Love It or Leave It

Sometimes late at night I make believe I am sleeping next to someone so I don’t feel so alone.

A meandering row of worn, travel-marked suitcases tracks its way along the wall of the Yukon Arts Centre’s Community Gallery. Above them, personal statements, typed on cream-coloured paper, form a gentle arc that belies some of their incendiary contents. Because of her, I can’t stand the sight of redheads.

These are not excerpts from Jessica Vellenga’s personal emails or journals.Emotional Baggage is an explosion of anonymous comments.

Instead of creating a portrait of one person’s biography, Vellenga wanted the exhibition to be “a community voice, about commonalities between people.”

Vellenga put out a call on her art blog to ask for anonymous submissions of confessions, emotional baggage, anything people wanted to get off their chests. Some of her own baggage is mixed in.

The wavering lineup of suitcases looks like a bit like a train station. More like a train or bus station than an airport, because the suitcases are vintage.

Why not use new gear? Our memories are battered and well-used, as we are.

“We travel around the world showing signs of wear, and the comments people share are also ways of us showing our wear,” Vellenga reflects.

“I’m hoping people will find it a relief both to contribute to the show and to experience it.”

An earlier version of Emotional Baggage was invented in the context of a travelling show Vellenga co-curated with Douglas Drake, now also a Whitehorse-based artist and designer, in 2007.

This Hamilton, Ontario project saw seven artists create work that could be shown in the “alternative gallery space” of individual suitcases. The art-luggage toured Hamilton from April to May that year under the name No Fixed Address. Vellenga’s suitcase displayed confessions submitted anonymously, written onto blank luggage tags.

At the YAC, Emotional Baggage expands and reaches out across the walls, hovering over a group of suitcases instead of just one.

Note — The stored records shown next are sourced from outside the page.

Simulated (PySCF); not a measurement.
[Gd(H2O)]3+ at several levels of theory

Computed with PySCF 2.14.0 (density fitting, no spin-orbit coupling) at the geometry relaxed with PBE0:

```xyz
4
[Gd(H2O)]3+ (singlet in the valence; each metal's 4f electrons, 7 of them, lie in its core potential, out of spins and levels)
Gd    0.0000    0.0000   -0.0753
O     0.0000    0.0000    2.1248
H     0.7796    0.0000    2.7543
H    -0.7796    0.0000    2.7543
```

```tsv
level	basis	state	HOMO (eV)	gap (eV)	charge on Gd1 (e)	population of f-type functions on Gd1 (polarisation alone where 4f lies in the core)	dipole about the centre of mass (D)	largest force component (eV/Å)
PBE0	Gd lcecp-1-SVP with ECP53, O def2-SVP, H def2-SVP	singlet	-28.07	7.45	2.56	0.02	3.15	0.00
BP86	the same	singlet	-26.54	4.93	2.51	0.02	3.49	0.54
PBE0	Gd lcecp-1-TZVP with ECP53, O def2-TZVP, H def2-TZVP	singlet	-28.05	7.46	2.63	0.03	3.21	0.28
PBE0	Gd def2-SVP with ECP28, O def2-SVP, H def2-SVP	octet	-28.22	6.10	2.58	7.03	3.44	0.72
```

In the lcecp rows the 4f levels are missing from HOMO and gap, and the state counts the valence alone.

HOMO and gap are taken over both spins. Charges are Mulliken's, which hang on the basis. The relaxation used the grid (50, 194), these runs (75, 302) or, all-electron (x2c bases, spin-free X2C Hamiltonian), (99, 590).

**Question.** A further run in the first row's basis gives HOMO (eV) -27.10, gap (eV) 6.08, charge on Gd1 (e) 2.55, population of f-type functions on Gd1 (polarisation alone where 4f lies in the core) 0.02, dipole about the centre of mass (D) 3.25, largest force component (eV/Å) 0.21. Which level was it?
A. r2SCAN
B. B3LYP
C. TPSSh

Many of the confessions, so far, revolve around messed-up love, feeling lost in life, being damaged, or losing someone. The white wall provides a lightness and spaciousness for the sometimes heavy, sometimes poignant, thoughts to occupy.

Occasionally entries are long, with lucid paragraphs that stop your heart, like the ones that follow this sad sentence: Molested in grade school for three years and never telling anybody until I was fifteen.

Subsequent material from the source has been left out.